South Korea sharpens the line on inventorship in AI fine-tuning
On June 19, 2026, the Korean Intellectual Property Office (KIPO) released a mid-year supplement to its Examination Guidelines for AI-Related Inventions, responding to the rapid rise of AI-generated and AI-assisted R&D outputs. The practical question is no longer simply whether AI may be used in research. It is how examiners will separate inventorship from tool use when the claimed advance rests on fine-tuning, parameter retraining, domain adaptation, or the selective shaping of model outputs.
The signal from the supplement is fairly clear. South Korea is not moving toward recognizing the model itself as an inventor, but it is also not treating every AI-enabled result as a routine use of software. For applicants, the real task now is to explain human technical contribution with more discipline: who framed the problem, who designed the fine-tuning path, what technical judgments were made during adaptation, and which improvements can actually be supported by the specification.
Inventorship turns on human contribution, not on whether AI was involved
Debates about AI inventorship are often framed too broadly. One side worries that AI will be pushed into the inventor slot. The other treats AI as nothing more than an ordinary software aid. KIPO’s latest supplement points in a narrower and more practical direction. As long as inventorship remains tied to natural persons, the examination focus is unlikely to be whether the model “created” something by itself. The real issue is whether the application shows what the human researchers actually contributed in setting the technical objective, choosing data, defining the tuning strategy, controlling parameters, selecting outputs, and validating the result.
That matters especially for a growing class of filings in which the foundation model is not proprietary, while the claimed inventive step is said to arise from later fine-tuning and deployment-oriented optimization. Many applicants still describe that stage in a thin sentence: the existing model was retrained and applied to a particular scenario. That style is becoming riskier. Once fine-tuning becomes the center of gravity, examiners will naturally ask whether the inventive contribution came from the general model, or from a human-designed adaptation scheme that changed how the technology actually works.
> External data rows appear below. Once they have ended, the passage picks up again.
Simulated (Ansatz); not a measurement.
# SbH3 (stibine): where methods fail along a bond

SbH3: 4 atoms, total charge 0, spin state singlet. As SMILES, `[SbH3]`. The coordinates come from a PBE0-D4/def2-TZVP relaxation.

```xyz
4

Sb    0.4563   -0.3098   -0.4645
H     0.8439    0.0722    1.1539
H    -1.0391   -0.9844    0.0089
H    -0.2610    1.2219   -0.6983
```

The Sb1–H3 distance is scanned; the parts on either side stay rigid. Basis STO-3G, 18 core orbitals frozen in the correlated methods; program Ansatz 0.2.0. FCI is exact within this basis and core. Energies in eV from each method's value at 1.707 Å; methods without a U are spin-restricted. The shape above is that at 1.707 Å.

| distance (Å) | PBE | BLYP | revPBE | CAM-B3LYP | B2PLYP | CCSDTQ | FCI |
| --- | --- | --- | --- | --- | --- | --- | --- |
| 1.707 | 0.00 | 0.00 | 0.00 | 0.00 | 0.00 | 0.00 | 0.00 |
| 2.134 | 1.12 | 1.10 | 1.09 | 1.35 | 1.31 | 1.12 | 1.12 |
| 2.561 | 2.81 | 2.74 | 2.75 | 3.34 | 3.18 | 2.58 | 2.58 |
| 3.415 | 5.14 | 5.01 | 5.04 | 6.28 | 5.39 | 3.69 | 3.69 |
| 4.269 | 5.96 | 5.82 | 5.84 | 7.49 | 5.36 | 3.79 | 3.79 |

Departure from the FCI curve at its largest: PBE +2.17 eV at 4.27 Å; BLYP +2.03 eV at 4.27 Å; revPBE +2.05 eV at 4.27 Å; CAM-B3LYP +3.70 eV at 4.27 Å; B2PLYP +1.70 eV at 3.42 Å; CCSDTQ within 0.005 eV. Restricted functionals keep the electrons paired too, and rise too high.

Fine-tuning will not be treated as a magic shortcut if the specification lacks technical judgment
The practical shift is not limited to how inventors are named. It also affects how specifications need to be written. In many AI applications, fine-tuning has been treated as a convenient background step: industry data was used, parameters were adjusted, performance improved. KIPO’s current direction is more demanding than that. If the claimed advantage depends on a specific data curation method, a loss function choice, an iteration strategy, a prompt refinement loop, a feedback filtering rule, a hyperparameter combination, or adaptation to deployment constraints, those elements are becoming harder to leave vague.
This does not mean every applicant must disclose its full training corpus or expose trade secrets. The issue is not disclosure for its own sake. The issue is whether the file reveals enough of the human technical decision-making to support the claimed advance. Why was the fine-tuning path not a mechanical application of known practice? What problem did the chosen adjustment solve with some stability? How did the real-world operating environment shape the model structure or training strategy? When those points appear only as conclusions, the application starts to look thin at exactly the place where it claims innovation.
KIPO’s approach is likely to divide filings into tool substitution and technical shaping
Applicants should expect a sharper distinction between two kinds of AI cases. The first is tool substitution: a known workflow is replaced by a generative model, a public foundation model, or a conventional fine-tuning process, without materially reshaping the underlying technical route. The second is technical shaping: the applicant reorganizes training logic, input and output constraints, data structure, model coordination, or deployment conditions around a concrete task, producing a demonstrable technical difference.
That line matters because many commercially important AI inventions are not about building a new model from scratch. They are about deeply adapting an existing one for healthcare, robotics, industrial vision, search, compliance, manufacturing, or risk control. If the application does not show that adaptation as a concrete technical shaping process, examiners may treat it as routine implementation, ordinary optimization, or simply connecting AI to an older system. At that point, inventive step becomes harder to defend, and the named inventors may also find it harder to justify who actually contributed the inventive concept.
The next adjustment is not just better drafting but better R&D records
Many companies will respond by revising patent drafting templates. That helps, but the more important work happens earlier. If inventorship is going to be tested more closely, internal records need to become more useful. Who proposed the fine-tuning target? Who decided on the data layers and labeling rules? Who set the evaluation threshold for iteration? Who determined the deployable configuration under real computing constraints? Those facts are often scattered across experiment logs, version histories, meeting notes, and product documents rather than managed as evidence that supports inventorship.
The practical value of KIPO’s supplement is that it raises the importance of those traces. Future AI filings, especially those built around fine-tuning, sector-specific adaptation, or AI-assisted research outcomes, will increasingly become contests over the ability to explain human technical contribution with precision. Applicants who can tell that story early and clearly will be in a stronger position not only for prosecution, but also for later disputes over inventorship, validity, and the real scope of the claimed advance.